For a time the now ex-national security adviser, who first caught Trump’s eye with his tough talk on Fox News, was useful to the President — sharing his desire to shake up the globe.
But like everyone else in Trump’s dysfunctional foreign policy team, Bolton wore out his welcome, standing in the way of his boss’ impetuous instincts and seeking a share of the spotlight.
Only in the bizarre Trump orbit could the exit of a national security adviser seen an ideologue and aggressive hawk be seen in some ways as the removal of a stabilizing force. But he did have a view of American interests and the use of US power that while hardline was predictable and logical and positioned within the historic boundaries of US diplomacy.
With him gone, Trump may have more leeway to indulge his more dovish instincts, which rarely match big talk with action. And US diplomacy is likely to reflect its principal author even more closely. It will be more impulsive, less strategic and more geared to creating iconic moments, like the President’s stroll into North Korea with Kim Jong Un.
Democratic Rep. John Garamendi welcomed Bolton’s departure given his “radical” instincts but warned of instability to come.
“This President has a mind of his own, often we wonder what is exactly in that mind … chaos rules the day,” Garamendi, a member of the House Armed Services Committee told CNN’s Brooke Baldwin.
Trump badly needs a foreign policy win
Like everything in Trump’s foreign policy, there is a political explanation for the latest storm that rocked the White House.
Trump’s first term, while succeeding in traumatizing US allies and causing global disruption, is largely bereft of the big wins the great dealmaker promised back in 2016.
North Korea, despite Trump’s embrace, is not denuclearizing. Iran is moving closer to building a nuclear bomb after Trump pulled out of an international nuclear deal. China is rising fast and Russia is resurgent after interfering in US elections.
That’s a problem as Trump contemplates a lackluster record and goes in search of iconic achievements — and longed for baubles, such as a Nobel Peace Prize — ahead of the 2020 election.
Trump’s team, given a lack of leverage or expertise, may struggle to manufacture big foreign policy breakthroughs. But eye catching summits will do just as well for a White House that cuts even Trump’s routine meetings with foreign leaders into campaign highlight reels designed to frame him as a statesman.
“This likely signals that Trump is desperate to run a string of deals, however cosmetic, prior to the 2020 election on Afghanistan, Iran, and North Korea and sees Bolton as a roadblock,” said Colin Kahl, a former Obama administration aide affiliated with the Foreign Policy for America advocacy group.
While Bolton, who even his many enemies will admit is a man of principle and a master of the Washington game, knows how to blow things up — such as the Iran nuclear deal — he was increasingly in the way of the President’s photo-op diplomacy.

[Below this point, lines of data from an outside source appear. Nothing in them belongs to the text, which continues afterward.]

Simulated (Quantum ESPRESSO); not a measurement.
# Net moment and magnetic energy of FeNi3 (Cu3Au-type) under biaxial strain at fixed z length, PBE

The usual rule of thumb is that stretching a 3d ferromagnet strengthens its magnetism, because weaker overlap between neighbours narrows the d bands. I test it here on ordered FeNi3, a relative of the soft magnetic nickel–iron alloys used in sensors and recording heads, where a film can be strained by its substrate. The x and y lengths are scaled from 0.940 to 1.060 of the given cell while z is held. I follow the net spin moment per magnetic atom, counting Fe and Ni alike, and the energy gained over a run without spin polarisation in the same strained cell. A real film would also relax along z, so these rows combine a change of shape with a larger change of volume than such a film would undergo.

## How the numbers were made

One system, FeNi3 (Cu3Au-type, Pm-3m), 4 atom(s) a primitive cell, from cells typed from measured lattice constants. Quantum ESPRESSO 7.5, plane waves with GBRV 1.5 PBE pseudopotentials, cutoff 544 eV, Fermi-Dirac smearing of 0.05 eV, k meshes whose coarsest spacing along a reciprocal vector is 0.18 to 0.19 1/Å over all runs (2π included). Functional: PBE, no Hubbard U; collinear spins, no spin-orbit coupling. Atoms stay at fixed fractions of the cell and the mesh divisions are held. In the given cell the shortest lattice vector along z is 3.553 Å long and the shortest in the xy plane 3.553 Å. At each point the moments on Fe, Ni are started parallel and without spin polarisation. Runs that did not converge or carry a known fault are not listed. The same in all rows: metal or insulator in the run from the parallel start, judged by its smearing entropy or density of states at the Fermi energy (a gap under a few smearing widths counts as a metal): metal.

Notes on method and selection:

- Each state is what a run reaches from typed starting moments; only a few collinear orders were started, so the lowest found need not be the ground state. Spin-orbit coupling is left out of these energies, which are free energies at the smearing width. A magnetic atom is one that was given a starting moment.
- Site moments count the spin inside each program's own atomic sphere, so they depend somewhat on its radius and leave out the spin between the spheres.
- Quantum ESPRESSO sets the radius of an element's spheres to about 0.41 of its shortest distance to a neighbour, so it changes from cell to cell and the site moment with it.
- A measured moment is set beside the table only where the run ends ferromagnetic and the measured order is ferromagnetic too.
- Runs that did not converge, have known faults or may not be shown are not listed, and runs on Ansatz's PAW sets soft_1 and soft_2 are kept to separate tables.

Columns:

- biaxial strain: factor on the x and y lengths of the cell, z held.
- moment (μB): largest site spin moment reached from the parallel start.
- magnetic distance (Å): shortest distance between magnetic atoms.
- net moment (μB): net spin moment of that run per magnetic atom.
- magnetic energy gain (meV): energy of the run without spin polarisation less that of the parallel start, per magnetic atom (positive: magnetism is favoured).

And, according to CNN sources, he told Trump so to his face, contradicting a gut call by a President who demands obedience in a way that was always likely to cut his tenure short.
A win for North Korea
Bolton’s skepticism of Trump’s infatuation with North Korea’s Kim was also no secret. When Trump pulled off his scheme to visit his pen pal on the DMZ in June, Bolton took himself off to Mongolia. He contradicted the President by saying that the North’s short-range missile tests contravened UN resolutions. Pyongyang responded by calling him a “human defect.”
And Trump’s adoption of his hardline position on denuclearization seems to have been at least party behind the collapse of the Hanoi summit earlier in the year.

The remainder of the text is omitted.